Met Police names ‘undercover cop lovers’
Last month High Court judge Mr Justice Bean ruled the Met could not use its policy of “neither confirm nor deny” (NCND) in response to damages claims brought by women who said they were tricked into forming relationships with undercover officers.
The force’s long-standing NCND policy was designed to protect the identities and safety of officers working undercover.
But after the judge issued the force an ultimatum, the identities of the officers have been disclosed in court papers filed as part of the force’s defence to the civil claims, the Met confirmed today.
A spokesman for the Met said: “In compliance with the order of Mr Justice Bean the MPS has confirmed in its defence that Jim Boyling and Bob Lambert were undercover police officers.”

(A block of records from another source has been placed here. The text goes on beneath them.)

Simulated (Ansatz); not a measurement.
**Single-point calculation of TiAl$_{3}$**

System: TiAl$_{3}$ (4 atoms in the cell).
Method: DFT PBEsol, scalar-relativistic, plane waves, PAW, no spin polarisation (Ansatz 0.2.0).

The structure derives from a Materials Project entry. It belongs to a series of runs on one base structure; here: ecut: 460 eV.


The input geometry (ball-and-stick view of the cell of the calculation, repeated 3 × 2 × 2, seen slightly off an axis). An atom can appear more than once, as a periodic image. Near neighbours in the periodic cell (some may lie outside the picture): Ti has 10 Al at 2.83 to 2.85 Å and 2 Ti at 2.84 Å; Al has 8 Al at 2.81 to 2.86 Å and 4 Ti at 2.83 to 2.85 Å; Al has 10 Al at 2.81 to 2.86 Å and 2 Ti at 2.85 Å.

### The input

The women are among a number of people who want compensation for emotional trauma allegedly caused by officers infiltrating environmental activist groups.
Their claims for deceit, assault, negligence and misfeasance in public office arise out of long-term and intimate sexual relationships they had with four men who - unknown to them - were members of the Special Demonstration Squad (SDS), between 1987 and 2007.
Mr Justice Bean issued an ultimatum which forced the Met to disclose the names in its defence in order to be able to answer to the claims and had the force not done so within 28 days it would have been taken to admit them.
At the time, lawyers for the women described the ruling as a “devastating blow” for the Met.
Solicitor Harriet Wistrich of Birnberg Peirce and Partners said: “The police have been on notice of this case for three and a half years and until this judgment, they have wilfully refused to engage in any meaningful way with the most serious allegations put to them.
“Their ongoing refusal in the face of an overwhelming body of evidence in the public domain has greatly aggravated the distress caused to my clients, who want answers from the police as well as justice and accountability.”